Date Posted: October 17 2003

In a win for the nation's workers, the U.S. House on Oct. 2 defeated President Bush's efforts to make changes to federal labor law that would have made up to eight million workers ineligible for overtime pay.

The House voted 221-203 to reject any changes in federal overtime provisions. The vote lined up with a similar vote by the Senate last month.

This fight isn't over, however. President Bush, who has argued that the current rules are outdated, has said he would veto the Labor Department's budget for the current fiscal year if Congress blocked the changes. The House and Senate must iron out their differences in the Labor Department's budget, and whatever they decide could still allow the new rules to go into effect.

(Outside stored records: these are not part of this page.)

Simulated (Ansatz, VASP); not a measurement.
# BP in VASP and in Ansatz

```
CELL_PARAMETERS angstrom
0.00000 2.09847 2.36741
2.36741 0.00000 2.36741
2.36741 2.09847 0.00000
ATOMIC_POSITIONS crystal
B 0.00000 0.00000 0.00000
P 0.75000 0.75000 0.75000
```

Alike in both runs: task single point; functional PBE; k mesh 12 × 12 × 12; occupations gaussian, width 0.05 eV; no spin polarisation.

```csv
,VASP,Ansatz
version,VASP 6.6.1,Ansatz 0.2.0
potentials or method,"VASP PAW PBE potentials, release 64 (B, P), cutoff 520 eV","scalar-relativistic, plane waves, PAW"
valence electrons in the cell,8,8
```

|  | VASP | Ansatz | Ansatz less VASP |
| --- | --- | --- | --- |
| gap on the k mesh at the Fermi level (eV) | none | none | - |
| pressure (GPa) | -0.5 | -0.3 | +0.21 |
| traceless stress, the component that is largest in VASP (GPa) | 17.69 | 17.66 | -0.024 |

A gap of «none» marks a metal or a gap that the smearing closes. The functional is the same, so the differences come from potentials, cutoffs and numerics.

"Both houses of Congress have now spoken - and they have directed President Bush not to take away overtime pay from working families," said AFL-CIO President John Sweeney.

The House vote reflected a change by a number of Republicans on the bill, who are said to be feeling some pressure on the matter from voters in their district. In July, the House voted 213-210 to approve the new overtime rules.

"The Republicans are in survival mode," Rep. George Miller of California, the ranking Democrat on the Education and Workforce Committee, told theWall Street Journal. "They are afraid to go home and tell people they cut their wages."

The resolution was also opposed by that committee's chairman, Republican John Boehner of Ohio, who said passage of the measure would only add to confusion and more litigation over interpretation of the law.

According to the Journal, Bush's proposal would raise the wage threshold for mandatory overtime pay, allowing about 1.3 million people who earn less than $22,100 per year to qualify. But the changes would also make it easier for employers to classify workers as professionals or supervisors, removing their eligibility for overtime.

Workers under a collective bargaining agreement would not immediately be affected by Bush's rules. But according to the labor-backed Economic Policy Institute, up to eight million employees in a myriad or industries, from broadcast technicians to firefighters to nurses, could be called "supervisors" or a similar designation by their employers and thus be made ineligible for overtime.